Admiration and appreciation often end up becoming the snuff of the psyche. You get such a kick out of it, that you interact with only such people and only to such an extent, that it is only the praise that flows, no critical observations. And while that acts to maintain the cozy bubble you live in and make you feel adequate, it can also leave you stagnated.
I am glad that i recently became close to someone who, though appreciative of my good qualities, has been consistently encouraging me to venture out of my comfort zone. How this is person is different from others, is that I have not doubt that they respect me highly and have my best at heart, and that makes me receptive to the nudges.
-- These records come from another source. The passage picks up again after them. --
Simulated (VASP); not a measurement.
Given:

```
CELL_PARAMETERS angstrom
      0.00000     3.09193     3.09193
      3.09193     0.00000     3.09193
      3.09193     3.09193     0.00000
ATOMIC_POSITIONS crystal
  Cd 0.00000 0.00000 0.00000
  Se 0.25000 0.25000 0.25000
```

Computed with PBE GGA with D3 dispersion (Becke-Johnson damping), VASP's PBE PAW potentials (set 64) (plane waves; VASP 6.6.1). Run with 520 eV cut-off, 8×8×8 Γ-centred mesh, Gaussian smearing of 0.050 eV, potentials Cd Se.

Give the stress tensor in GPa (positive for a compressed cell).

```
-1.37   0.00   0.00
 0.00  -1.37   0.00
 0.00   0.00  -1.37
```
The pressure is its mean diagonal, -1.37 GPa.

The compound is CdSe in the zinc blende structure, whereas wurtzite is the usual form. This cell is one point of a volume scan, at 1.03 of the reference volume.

I have taken up two things I did not before: a poetry recital, and going to a litfest, alone. I have never really been great at public performance, so the first one is going to be a challenge. And regardless of what the results be, I’d happy that I ventured out. As for the litfest, I would never go for these things as I have an early curfew time at home, and thought the best of stuff happened late evenings. But now I have decided to attend what I can. As can be guessed, I have never been to such events alone either.
It’s quite exciting! I do not know how these experiences will make me feel, but it sure is heady to jump into them. It’s like some part of me that went demure a long time ago, has buzzed to life again. It’s true isn’t it, the best of people bring out the best in you too?
And as they say, the magic happens outside the comfort zone.